Seminar on Iranian Studies

Dear Iranian Studies Seminar Members and Guests,
The third meeting of the 28th consecutive year of Columbia University Seminar on
Iranian Studies for the academic year 2015-2016 will take place on:

Wednesday, November 4, 2015
at 5:30 pm in the
Faculty House of Columbia University

The speaker will be
Dr. Nahid Siamdoust of The Hagop Kevorkian Center for Near Eastern Studies, New York University
Who will lead the discussion on:
The Politics of Music in Iran

We will gather in the lounge of Faculty House from 5:00-5:30.
Seminar will start at 5:30.
Please notify our Rapporteur, Josiah Bethards, at jjb2190@columbia.edu, if you will attend the lecture. (Please also specify if you will stay for dinner.)

We are looking forward to the pleasure of seeing you at the seminar.
Co-Chairs: Vahid Nowshirvani and Ahmad Ashraf

To reach the Faculty House:
Enter the Wien Hall Gate on 116th Street between Amsterdam Avenue and Morningside Drive. Walk past Wien Hall, then turn right to the Faculty House.

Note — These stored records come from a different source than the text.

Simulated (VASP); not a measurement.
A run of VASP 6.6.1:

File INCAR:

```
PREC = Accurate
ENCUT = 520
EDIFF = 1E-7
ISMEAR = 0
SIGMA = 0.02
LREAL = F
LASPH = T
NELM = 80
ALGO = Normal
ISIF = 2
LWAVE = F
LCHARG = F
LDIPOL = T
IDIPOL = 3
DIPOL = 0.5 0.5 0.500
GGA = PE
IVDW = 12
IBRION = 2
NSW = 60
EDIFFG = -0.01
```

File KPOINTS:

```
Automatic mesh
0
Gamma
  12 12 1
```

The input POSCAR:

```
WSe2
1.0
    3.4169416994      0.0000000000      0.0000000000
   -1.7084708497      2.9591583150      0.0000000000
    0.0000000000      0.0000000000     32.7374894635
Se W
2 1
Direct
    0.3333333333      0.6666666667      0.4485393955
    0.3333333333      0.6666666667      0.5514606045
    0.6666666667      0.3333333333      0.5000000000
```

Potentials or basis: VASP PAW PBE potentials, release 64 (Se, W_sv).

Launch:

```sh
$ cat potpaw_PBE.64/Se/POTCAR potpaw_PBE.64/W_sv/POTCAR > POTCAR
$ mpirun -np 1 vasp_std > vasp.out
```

Dr. Nahid Siamdoust will talk about her forthcoming book, which follows the work four musicians – a giant of Persian classical music, a rebel rock and roller, an underground rapper, and a government-supported pop star – each with markedly different political views and relations with the state. Her research demonstrates how these musicians each devise strategies for conveying their politically and socially critical messages to their audiences while retaining their authenticity in the face of restrictions. Each chapter studies in greater depth a specific time period so that, taken together, “The Politics of Music in Iran” offers a chronological overview of music as an alternative public sphere in the Islamic Republic.
In her talk Dr. Siamdoust argues that in the absence of a free public sphere in Iran over   the past three decades, music has provided an important political space where cultural producers and their audiences engage in dialogues over societal, ideational, and political   values. Both through the substance of their discourses and through their very participation in this field, they contest the state’s ideological power. Each chapter studies a specific time period so that, taken together, her book offers a chronological overview of music in the Islamic Republic. Each chapter also focuses on a specific genre and the work of one musician situated within that genre. She writes about the constraints that these artists experience, and she explores their strategies for coping within a repressive environment. Maintaining a sense of “authenticity” is important to all of the artists discussed; this became especially challenging following the 2009 presidential elections, which caused the musicians in question to take up varying positions. 

About the Speaker

Dr. Nahid Siamdoust is currently a research scholar at the Hagop Kevorkian Center for Near Eastern Studies at New York University.  She recently obtained her doctorate in Modern Middle Eastern Studies from the University of Oxford. Her dissertation examines the field of music production as a politically charged public sphere in post-revolutionary Iran. Titled “Iran’s Troubled Tunes: Music as Politics in the Islamic Republic,” it won the prizes for best dissertation in her field from both the British Society for Middle Eastern Studies as well as the Middle East Studies Association of America. Her book “The Politics of Music in Iran” is forthcoming from Stanford University Press in 2016. She holds a B.A. in Political Science and Art History from Barnard College, and a Master’s in International Affairs from Columbia University. Before returning to academia and concurrently with her studies, Nahid worked as a full-time Iran and Middle East based journalist for TIME Magazine, The Los Angeles Times, and Al Jazeera English TV. Her academic research focuses on the intersection between politics, culture and media (music included) in Iran and the wider Middle East.